By Mariana Morales, Mary Beth Sheridan · The Washington Post (c) 2024
TAPACHULA, Mexico – At the stroke of midnight Wednesday, around 1,000 migrants set off on foot from this southern Mexican city, heaving backpacks, clutching water bottles, balancing toddlers on their shoulders. Everyone wanted to reach the U.S. border – preferably before Donald Trump is sworn in, on January 20.
“When Donald takes office, it’s going to be more complicated,” said Jose Daniel, 33, a Venezuelan autoworker.

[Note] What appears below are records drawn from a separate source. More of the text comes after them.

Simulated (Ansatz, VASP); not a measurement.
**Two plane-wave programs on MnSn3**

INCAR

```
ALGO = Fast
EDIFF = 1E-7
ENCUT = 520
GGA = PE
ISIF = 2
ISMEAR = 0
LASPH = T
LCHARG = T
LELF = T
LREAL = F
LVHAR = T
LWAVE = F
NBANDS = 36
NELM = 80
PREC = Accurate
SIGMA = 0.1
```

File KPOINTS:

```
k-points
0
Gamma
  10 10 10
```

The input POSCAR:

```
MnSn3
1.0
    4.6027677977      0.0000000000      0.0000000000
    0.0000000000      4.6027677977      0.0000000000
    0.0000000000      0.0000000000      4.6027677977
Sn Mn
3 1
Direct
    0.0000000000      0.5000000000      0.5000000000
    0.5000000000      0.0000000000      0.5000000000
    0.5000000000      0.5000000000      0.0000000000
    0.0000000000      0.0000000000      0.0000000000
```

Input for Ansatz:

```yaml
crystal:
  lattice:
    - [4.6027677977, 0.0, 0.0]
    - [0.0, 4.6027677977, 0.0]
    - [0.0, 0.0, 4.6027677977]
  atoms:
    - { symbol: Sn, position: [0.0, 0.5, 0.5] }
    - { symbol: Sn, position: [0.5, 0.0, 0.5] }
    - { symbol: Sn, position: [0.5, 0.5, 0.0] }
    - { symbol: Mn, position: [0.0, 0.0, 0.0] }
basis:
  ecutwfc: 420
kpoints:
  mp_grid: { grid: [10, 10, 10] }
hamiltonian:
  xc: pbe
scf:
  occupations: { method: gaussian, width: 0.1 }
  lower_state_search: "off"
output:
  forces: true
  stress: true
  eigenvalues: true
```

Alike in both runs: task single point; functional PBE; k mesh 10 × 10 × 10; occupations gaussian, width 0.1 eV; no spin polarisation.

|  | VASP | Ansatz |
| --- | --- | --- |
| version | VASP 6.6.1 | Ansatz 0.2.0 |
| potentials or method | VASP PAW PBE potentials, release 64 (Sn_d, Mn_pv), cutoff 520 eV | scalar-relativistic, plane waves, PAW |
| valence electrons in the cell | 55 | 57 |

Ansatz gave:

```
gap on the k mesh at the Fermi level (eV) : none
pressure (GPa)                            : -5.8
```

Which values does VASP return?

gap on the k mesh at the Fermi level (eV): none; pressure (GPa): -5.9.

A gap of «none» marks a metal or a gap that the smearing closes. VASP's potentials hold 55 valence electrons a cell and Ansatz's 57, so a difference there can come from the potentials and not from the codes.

It was the ninth big caravan to leave Mexico’s border region with Guatemala since early October. Yet not one has gotten close to the U.S. border, 1,000 miles to the north. Indeed, no major caravans have reached the United States in nearly six years. But while caravans have become a ho-hum issue in Mexico, they continue to alarm American politicians – and one in particular.
On Nov. 25, Trump threatened to slap 25-percent tariffs on Mexico and Canada if they didn’t harden their borders. He cited the appearance of a caravan “coming from Mexico, composed of thousands of people.” It “seems to be unstoppable in its quest to come through our currently Open Border,” he wrote on his platform, Truth Social.
That caravan was broken up days later, more than 800 miles from the United States.
What explains the disconnect between what’s happening in Washington and in southern Mexico? Here is the little-known story of how Mexico has tamed the caravans – and why they’ll probably continue anyway.

– – –
How migrant caravans became a crisis
One of the first significant migrant caravans, comprised mostly of Hondurans, formed in 2017 and took nearly a year to reach Tijuana, on the California border, according to a study by the Baker Institute for Public Policy at Rice University. It drew little attention.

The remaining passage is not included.